I was expecting to find functions like
__builtin_ia32_fmaddps512
in a recent GCC to enable use of 512 bit AVX512 registers in the same way that one can use the 256 bit AVX2 registers, but they do not exist in GCC 9.2, according to the manual. Is it just a matter of waiting, or is there some policy reason why they don't exist?
AVX512 builtins take a mask (which can be -1
).
The portable intrinsic _mm512_fmadd_ps
(#include <immintrin.h>
) is defined in GCC9.1's headers as:
extern __inline __m512
__attribute__ ((__gnu_inline__, __always_inline__, __artificial__))

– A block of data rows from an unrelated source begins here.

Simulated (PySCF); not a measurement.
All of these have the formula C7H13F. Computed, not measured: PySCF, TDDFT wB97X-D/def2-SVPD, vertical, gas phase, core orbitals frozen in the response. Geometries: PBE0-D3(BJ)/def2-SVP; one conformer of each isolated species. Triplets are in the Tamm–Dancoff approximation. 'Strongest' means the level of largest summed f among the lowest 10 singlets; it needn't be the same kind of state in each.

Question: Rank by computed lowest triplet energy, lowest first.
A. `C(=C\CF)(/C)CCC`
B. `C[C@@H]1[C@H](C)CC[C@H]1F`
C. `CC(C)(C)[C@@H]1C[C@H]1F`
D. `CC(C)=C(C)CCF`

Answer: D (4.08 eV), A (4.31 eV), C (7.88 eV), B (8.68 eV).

_mm512_fmadd_ps (__m512 __A, __m512 __B, __m512 __C)
{
return (__m512) __builtin_ia32_vfmaddps512_mask ((__v16sf) __A,
(__v16sf) __B,
(__v16sf) __C,
(__mmask16) -1,
_MM_FROUND_CUR_DIRECTION);
}
I found this by looking in /usr/lib/gcc/x86_64-pc-linux-gnu/9.1.0/include/avx512*.h
on my system. (Don't include those directly, only from immintrin.h
)
IDK why you'd want to use __builtin_ia32_vfmaddps512_mask
instead of one of Intel's intrinsics like _mm512_mask_fmadd_ps
(merging into the first operand) or _mm512_mask3_fmadd_ps
(merging into the +c
operand), or _mm512_maskz_fmadd_ps
(zero-masking).
Or even the full _mm512_maskz_fmadd_round_ps
which also allows specifying a rounding override as well as masking.
But anyway, that's how you can find the names of the real GCC builtins beneath any Intel intrinsic (if there is one).